Onatracom in trouble over Rwf 4.6Bn debt

Financial problems continue to haunt the government public transport company, Onatracom, with latest information indicating that the institution owes several companies up to Rwf4.6 billion. The pressure is now building up and some companies including Petroenergy Ltd, a private owned petroleum company, have threatened to seek legal redress for failure to pay its debt amounting to over Rwf 412 million.

Financial problems continue to haunt the government public transport company, Onatracom, with latest information indicating that the institution owes several companies up to Rwf4.6 billion.

The pressure is now building up and some companies including Petroenergy Ltd, a private owned petroleum company, have threatened to seek legal redress for failure to pay its debt amounting to over Rwf 412 million.

In February, 2010, Onatracom and Petroenergy signed a contract worth over Rwf 1.64 billion of petrol to be supplied by the latter.  But Onatracom later breached the contract, a fact attributed to poor management of the company.

Documents seen by The New Times include a contract signed between Esdras Nkundumukiza, former managing director of Onatracom, and Abdirahman Mumin, the Manager of Petroenergy.

In the contract, Onatracom was supposed to pay all the invoices submitted by the supplier within 45 days, a commitment never met by the transport agency since July last year.

One letter dated July 19, 2011, by Mumin and addressed to Onatracom, states that despite several meetings held between the two parties on terms of payment, Onatracom has made no effort to clear the debt.

“This letter serves as formal notice to you that you are in default of your obligation to repay the sum of Rwf 412, 421, 857 of the fuel supplied to you,” it reads in part.

“Unless the payment  is received by us within ten days, we will have no alternative but to exercise whatever rights and remedies we have under the law to enforce such payment and recover the above amount, together with accrued interests and legal expenses”.

Mumin revealed that they are now incapacitated and cannot operate.

 “We are forced to close the business. They keep telling us that the government has priorities. But we also need to pay our suppliers,” Mumin complains.

Onatracom has undergone financial crisis for the last two years, thus not being able to meet its commitments with most of its suppliers.

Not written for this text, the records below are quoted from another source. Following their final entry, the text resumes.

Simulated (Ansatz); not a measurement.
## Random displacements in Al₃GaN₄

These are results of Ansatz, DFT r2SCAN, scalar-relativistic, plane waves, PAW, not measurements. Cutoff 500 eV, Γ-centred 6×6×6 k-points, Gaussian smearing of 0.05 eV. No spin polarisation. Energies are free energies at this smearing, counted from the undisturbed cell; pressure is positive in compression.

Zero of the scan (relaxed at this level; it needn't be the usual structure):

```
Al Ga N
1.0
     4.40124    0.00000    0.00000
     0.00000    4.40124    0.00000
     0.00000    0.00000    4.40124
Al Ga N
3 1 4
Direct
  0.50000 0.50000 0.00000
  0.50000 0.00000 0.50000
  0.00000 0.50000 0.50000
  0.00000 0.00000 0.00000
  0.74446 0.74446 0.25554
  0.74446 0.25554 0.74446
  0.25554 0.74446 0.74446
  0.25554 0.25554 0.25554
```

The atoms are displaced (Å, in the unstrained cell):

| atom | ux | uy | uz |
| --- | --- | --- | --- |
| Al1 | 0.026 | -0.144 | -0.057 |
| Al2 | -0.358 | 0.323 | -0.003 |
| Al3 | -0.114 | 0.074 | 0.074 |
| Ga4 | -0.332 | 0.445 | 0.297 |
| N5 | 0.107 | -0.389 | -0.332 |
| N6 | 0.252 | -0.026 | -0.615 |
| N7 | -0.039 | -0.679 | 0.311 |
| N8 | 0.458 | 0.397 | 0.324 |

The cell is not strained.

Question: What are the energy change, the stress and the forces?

It experienced financial crisis due to poor management, which prompted the government to embark on revamping the administration in the process of recovering its debts.

Dr. Alexis Nzahabwanimana, the Minister of State in charge of Transport, explained in a telephone interview this week that “we are struggling to pay all companies, not Petroenergy alone.  What went wrong within Onatracom is well known and those responsible for the mess will answer for it.”

Among those sacked during the process of restructuring the transport agency, is Esdras Nkundumukiza, who headed the company for many years.

Audit in progress

“Officials from the Auditor General’s office are here carrying out  some auditing. They are doing it separately from the one we carried out.” Nzahabwanimana revealed.

However, Nzahabwanimana was non-committal on when Petroenergy’s debt will be repaid.

“I cannot say when we will pay these people, but the payment roadmap has been drawn. We are trying to find out who is responsible”.

“We contacted the Prime Minister and the government is willing to do everything to pay. What happened was bad. I am not in a position to apportion blame, but writing stories in papers won’t solve any problem”.

Last year, Onatracom registered a loss of about Rwf 342 million and a liability of Rwf  2 billion due to the emergence of new private and seemingly competitive travel companies, becoming difficult for the public institution to remain competitive.

The government company which previously used to cover 57 percent of the total transport network in the country, only covered 25 percent in 2008.

Only 117 buses of 178 are operational while the rest were grounded due to mechanical deficiencies. Onatracom also owes Rwanda Revenue Authority and Rwanda Social Security Board (RSSB) a combined debt of Rwf 1.118 billion.